Updated: 2015-09-24 02:36:29


Ladies and Gentlemen,

Dear Friends,

In our Sunnylands meeting in 2013, President Obama and I reached the important agreement to jointly build a new model of major country relationship between the two countries. This was a major, strategic choice we made together on the basis of historical experience, our respective national conditions and the prevailing trend of the world.

Over the past two years and more, the two sides have acted in accordance with the agreement, steadily moved forward bilateral coordination and cooperation in various fields and made important progress. We worked hand in hand to cope with the aftermath of the international financial crisis and promoted global economic recovery. We deepened pragmatic exchanges and cooperation in all fields which brought about tangible benefits to the two peoples. Last year, bilateral trade, two-way investment stock and total number of personnel exchanges all hit a record high. We maintained closer communication and coordination on such international and regional hotspot issues as the Iranian nuclear issue, the Korean nuclear issue, South Sudan, Afghanistan, the Middle East as well as such global issues as fighting against Ebola and countering terrorism. As an old Chinese saying goes, "Peaches and plums do not talk, yet a path is formed beneath them." These worthy fruits of cooperation across the Pacific Ocean speaks eloquently to the vitality and potential of China-US relations.

This leads to the question: what shall we do to advance the new model of major country relationship between China and the US from a new starting point and how can we work together to promote world peace and development? The answer, in my view, is to stick to the right direction of such a new model of relationship and make gradual yet solid progress. An ancient Chinese said, "A decision can be properly made after taking into account the past, the future and the normal practices." A number of things are particularly important for our efforts.

First, we must read each other's strategic correctly. Building a new model of major country relationship with the United States that features non-conflict, non-confrontation, mutual respect and win-win cooperation is the priority of China's foreign policy. We want to deepen mutual understanding with the US on each other's strategic orientation and development path. We want to see more understanding and trust, less estrangement and suspicion, in order to forestall misunderstanding and miscalculation. We should strictly base our judgment on facts, lest we become victims to hearsay, paranoid or self-imposed bias. There is no such thing as the so-called Thucydides trap in the world. But should major countries time and again make the mistakes of strategic miscalculation, they might create such traps for themselves.

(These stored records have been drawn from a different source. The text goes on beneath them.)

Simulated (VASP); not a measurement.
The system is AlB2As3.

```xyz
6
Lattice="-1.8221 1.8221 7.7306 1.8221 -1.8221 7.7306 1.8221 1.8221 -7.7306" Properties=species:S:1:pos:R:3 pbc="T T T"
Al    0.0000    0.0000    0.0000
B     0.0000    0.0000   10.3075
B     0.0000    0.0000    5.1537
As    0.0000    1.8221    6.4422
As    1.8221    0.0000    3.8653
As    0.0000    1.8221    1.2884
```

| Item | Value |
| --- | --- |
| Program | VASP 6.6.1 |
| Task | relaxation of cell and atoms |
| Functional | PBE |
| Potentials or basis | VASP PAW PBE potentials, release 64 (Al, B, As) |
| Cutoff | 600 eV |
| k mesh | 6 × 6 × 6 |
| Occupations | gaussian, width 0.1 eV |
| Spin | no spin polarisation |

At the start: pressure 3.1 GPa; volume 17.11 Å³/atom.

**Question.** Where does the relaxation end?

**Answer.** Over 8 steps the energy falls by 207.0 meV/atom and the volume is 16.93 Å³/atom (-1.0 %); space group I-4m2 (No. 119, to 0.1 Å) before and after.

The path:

Second, we must firmly advance win-win cooperation. Cooperation is the only right choice to bring about benefits. But cooperation requires mutual accommodation of each other's interests and concerns and the quest of the greatest common ground of converging interests. If China and the United States cooperate well, they can become a bedrock of global stability and a booster of world peace. Should they enter into conflict or confrontation, it would lead to disaster for both countries and the world at large. The areas where we should, and can, cooperate are very broad. For instance, we should help improve the global governance mechanism and work together to promote a sustained growth of world economy and maintain stability in the global financial market. We should conclude as soon as possible a balanced and high-quality bilateral investment treaty (BIT), deepen the building of a new type of mil-to-mil relations between the two countries, expand pragmatic cooperation on clean energy and environmental protection, strengthen  exchanges   on law enforcement, anti-corruption, health and local affairs and tap the cooperation potential in infrastructure development. We should deepen communication and cooperation at the United Nations, APEC, G20 and other multilateral mechanisms as well as on major international and regional issues and global challenges, so as to make a bigger contribution to world peace, stability and prosperity.

Third, we must manage our differences properly and effectively. As a Chinese saying goes, "The sun and the moon shine in different ways, yet their brightness is just right for the day and the night respectively." It is precisely because of so many differences that the world has become such a diverse and colorful place, and that the need to broaden common ground and iron out differences has become so important. A perfectly pure world is non-existent since disagreements are a reality people have to live with. China and the United States do not see eye to eye on every issue, and it is unavoidable that we may have different positions on some of the issues. What matters is how to manage the differences. And what matters most is that the two sides should respect each other, seek common ground while reserving differences, take a constructive approach to enhance understanding and expand consensus and spare no effort to turn differences into areas of cooperation.

Fourth, we must foster friendly sentiments among our peoples. People-to-people relations underpin state-to-state relations. Though geographically far apart, our peoples boast a long history of friendly exchanges. Some 230 years ago, Empress of China, a US merchant ship, sailed across vast oceans to the shores of China. Some 150 years ago, tens of thousands of Chinese workers joined their American counterparts in building the trans-continental Pacific Railway. Some 70 years ago, China and the United States, as allies in the World War II, fought shoulder to shoulder, to defend world peace and justice. In that war, thousands of American soldiers laid down their precious lives for the just cause of the Chinese people. We will never forget the moral support and invaluable assistance the American people gave to our just resistance against aggression and our struggle for freedom and independence.